OpenVoice: MIT and MyShell Introduce Instantaneous Open-Source Voice Cloning

OpenVoice: MIT and MyShell Introduce Instantaneous Open-Source Voice Cloning

Startups, such as the increasingly recognized ElevenLabs, have garnered substantial funding to develop proprietary algorithms for voice cloning, creating audio programs that replicate users' voices. However, a new solution, OpenVoice, has emerged, developed collaboratively by researchers at the Massachusetts Institute of Technology (MIT), Tsinghua University in Beijing, China, and the Canadian AI startup MyShell. OpenVoice distinguishes itself by offering nearly instantaneous open-source voice cloning with unprecedented granular controls.

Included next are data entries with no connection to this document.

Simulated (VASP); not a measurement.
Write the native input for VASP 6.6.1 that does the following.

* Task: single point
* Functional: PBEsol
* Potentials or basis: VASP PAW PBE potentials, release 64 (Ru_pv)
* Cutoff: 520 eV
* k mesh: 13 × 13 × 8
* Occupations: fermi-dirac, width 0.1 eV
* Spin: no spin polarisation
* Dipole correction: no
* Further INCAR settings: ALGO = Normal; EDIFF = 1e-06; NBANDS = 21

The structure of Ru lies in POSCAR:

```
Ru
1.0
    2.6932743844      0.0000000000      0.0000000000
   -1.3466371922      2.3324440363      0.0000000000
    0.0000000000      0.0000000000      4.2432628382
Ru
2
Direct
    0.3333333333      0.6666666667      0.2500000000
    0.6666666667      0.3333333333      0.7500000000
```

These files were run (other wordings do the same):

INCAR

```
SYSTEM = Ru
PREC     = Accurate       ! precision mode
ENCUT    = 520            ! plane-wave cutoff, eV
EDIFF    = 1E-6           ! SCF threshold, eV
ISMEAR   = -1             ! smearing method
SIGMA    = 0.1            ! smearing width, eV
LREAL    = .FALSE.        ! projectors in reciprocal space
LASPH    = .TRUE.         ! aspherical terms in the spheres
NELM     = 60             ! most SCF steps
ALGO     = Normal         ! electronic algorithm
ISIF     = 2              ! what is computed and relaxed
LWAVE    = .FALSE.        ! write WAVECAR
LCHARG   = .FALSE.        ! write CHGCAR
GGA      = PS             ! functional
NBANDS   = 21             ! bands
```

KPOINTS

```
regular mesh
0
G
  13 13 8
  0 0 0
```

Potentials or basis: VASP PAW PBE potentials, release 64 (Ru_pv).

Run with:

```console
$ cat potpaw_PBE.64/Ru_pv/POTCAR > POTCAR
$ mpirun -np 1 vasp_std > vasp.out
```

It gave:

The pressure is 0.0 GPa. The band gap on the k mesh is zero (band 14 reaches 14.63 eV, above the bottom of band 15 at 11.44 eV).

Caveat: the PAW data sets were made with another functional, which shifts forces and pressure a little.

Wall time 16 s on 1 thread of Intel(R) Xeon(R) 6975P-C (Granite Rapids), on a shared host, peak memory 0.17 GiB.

MyShell, promoting OpenVoice, claims to enable users to "clone voices with unparalleled precision, with granular control of tone, from emotion to accent, rhythm, pauses, and intonation, using just a small audio clip." This development challenges existing voice cloning platforms by providing a level of customization not seen before.

According to Zengyi Qin, one of the lead researchers from MIT and MyShell, the core ethos of MyShell is 'AI for All.' He stated, "MyShell wants to benefit the whole research community. OpenVoice is just a start. In the future, we will even provide grants & dataset & computing power to support the open-source research community."

Using OpenVoice: A User-Friendly Experience

Unlike other voice cloning apps, OpenVoice offers a user-friendly experience. In unscientific tests, users were able to generate convincing voice clones rapidly, within seconds, without being constrained to specific texts. MyShell's web app interface and HuggingFace allow users to access and try OpenVoice, emphasizing the platform's commitment to inclusivity.

Users can adjust the cloned voice's style, choosing from defaults like cheerful, sad, friendly, or angry, using a dropdown menu. This functionality provides a diverse range of applications for users seeking customized voice content.

How OpenVoice Works: A Simple Yet Effective Approach

OpenVoice comprises two distinct AI models: a text-to-speech (TTS) model and a tone converter. The TTS model, trained on audio samples from various speakers, controls style parameters, languages, intonation, rhythm, and pauses. The tone converter model, trained on a vast dataset, enables users to modify the emotional expression of the spoken text.

MyShell's approach, though conceptually simple, demonstrates effectiveness in voice cloning with significantly fewer compute resources compared to other methods. This simplicity, coupled with flexibility in controlling styles, emotions, and accents, sets OpenVoice apart.

Behind OpenVoice: MyShell's Vision

Founded in 2023, MyShell positions itself as a decentralized platform for discovering, creating, and staking AI-native apps. With over 400,000 users, MyShell's web app offers more than just voice cloning. It includes various text-based AI characters, bots with different personalities, an animated GIF maker, and user-generated text-based RPGs.

While OpenVoice is open source, MyShell monetizes its platform through monthly subscriptions for users and third-party bot creators, along with charges for AI training data. The company's multifaceted approach aims to make AI accessible and customizable for a broad user base.

OpenVoice's introduction challenges the status quo in voice cloning technology, providing a user-friendly and flexible solution through open-source collaboration. MyShell's commitment to supporting the research community aligns with its broader vision of making AI accessible to everyone.